Today’s market analysis on behalf of Michael Brown Senior Research Strategist at Pepperstone
16th January 2025
This morning’s UK GDP figures pointed to the economy having returned to growth in November, expanding by 0.1% MoM, snapping a run of back-to-back monthly contractions which had begun at the end of the third quarter. Clearly, though, such an anaemic pace of growth is hardly worth celebrating.
Furthermore, it remains important not to over-extrapolate from a single month’s worth of data, particularly with recent sentiment surveys continuing to point to a huge degree of pessimism, and caution, from businesses and consumers alike. This, though, is unlikely to show up in ‘hard’ data until figures for the early months of 2025 are released. Overall, risks to the UK outlook continue to tilt to the downside.
Furthermore, the figures do nothing to change the narrative in the grand scheme of things, in that the UK continues to grapple with a grim macroeconomic backdrop, of largely stagnant economic growth, combined with stubborn price pressures. On top of this, after the recent sell-off across the Gilt curve, Chancellor Reeves’s fiscal headroom has been all-but-eroded, likely leading to further tax hikes and/or spending cuts as 2025 progresses, thus posing a further stiff growth headwind.

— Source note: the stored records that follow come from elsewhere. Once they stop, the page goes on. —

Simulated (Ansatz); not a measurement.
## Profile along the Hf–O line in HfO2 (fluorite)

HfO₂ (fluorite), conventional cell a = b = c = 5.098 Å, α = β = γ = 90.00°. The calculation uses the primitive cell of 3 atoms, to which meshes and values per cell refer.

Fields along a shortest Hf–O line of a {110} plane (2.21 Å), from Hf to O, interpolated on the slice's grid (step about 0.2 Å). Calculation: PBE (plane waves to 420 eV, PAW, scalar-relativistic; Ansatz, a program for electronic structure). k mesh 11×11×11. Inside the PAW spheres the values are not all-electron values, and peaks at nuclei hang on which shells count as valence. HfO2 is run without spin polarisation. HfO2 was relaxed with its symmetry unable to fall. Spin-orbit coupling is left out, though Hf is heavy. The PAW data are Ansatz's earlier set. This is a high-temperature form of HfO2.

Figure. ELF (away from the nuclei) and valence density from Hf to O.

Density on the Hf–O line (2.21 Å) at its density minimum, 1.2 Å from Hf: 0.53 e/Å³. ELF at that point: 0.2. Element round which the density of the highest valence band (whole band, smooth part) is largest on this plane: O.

Consequently, 2025 is likely to remain a year of stagflation for the UK economy, permitting the Bank of England to ease policy only gradually, likely continuing with the present quarterly pace of 25bp cuts with another such move at the February meeting, though being unable to lower rates to support growth as much as policymakers may desire, owing to the sticky nature of underlying inflation within the UK economy.